FAQ - Building Owner (I’m the person who is having the work done)

On this page you will find helpful answers to the most frequently asked questions we encounter.
If you cannot find the answer you are looking for (and even if you have) please feel free to contact us or call 020 3503 0688

  • Do I really have to do this? Is it a legal requirement or a voluntary process?

    Yes it is a legal requirement and you must, where applicable, serve notices on all affected neighbouring properties.

  • But I have planning permission. Isn’t this enough?

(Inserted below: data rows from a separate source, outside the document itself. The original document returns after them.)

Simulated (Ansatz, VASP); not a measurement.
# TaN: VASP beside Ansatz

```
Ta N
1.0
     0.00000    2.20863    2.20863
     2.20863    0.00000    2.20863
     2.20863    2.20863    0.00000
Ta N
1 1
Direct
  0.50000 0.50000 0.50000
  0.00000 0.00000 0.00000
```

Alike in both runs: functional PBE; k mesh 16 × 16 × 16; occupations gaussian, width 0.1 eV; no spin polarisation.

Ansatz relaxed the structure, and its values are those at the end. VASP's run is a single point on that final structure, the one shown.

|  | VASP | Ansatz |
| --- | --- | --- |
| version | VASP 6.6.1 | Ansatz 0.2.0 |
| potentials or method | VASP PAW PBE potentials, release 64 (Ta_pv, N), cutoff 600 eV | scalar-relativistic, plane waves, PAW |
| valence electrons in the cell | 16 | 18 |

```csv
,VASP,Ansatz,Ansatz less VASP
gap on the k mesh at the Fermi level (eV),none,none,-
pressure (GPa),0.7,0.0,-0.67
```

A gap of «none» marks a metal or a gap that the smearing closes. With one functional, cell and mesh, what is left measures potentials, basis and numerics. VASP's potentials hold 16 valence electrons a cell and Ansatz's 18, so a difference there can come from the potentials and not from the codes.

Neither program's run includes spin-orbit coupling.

    No, planning permission may only be one of several relevant permissions you require in order to carry out building work. In order to lawfully commence work in England and Wales, you may require: planning permission or a certificate of lawful development from the local authority; conservation area permission; party wall authorisation; building control notice; listed building consent and other permissions from the local authority, or other Acts of parliament and regulations governing building work in this country.

  • I do not share a party wall with my neighbour. Do I still need to serve a party wall notice?

    Let’s take a look at the full name of the Party Wall Act: “the Party Wall etc. Act 1996”. It’s the “etc.” bit we’re interested in to answer this question. The “etc.” part in the title refers to “adjacent excavation” which you will find at section 6 of the Party Wall Act. This section applies when you are digging (for any reason) within three metres of, and to a lower level than, any neighbouring foundations.

  • You mention 3 metres but I have heard of a “6 metre rule”. What is this?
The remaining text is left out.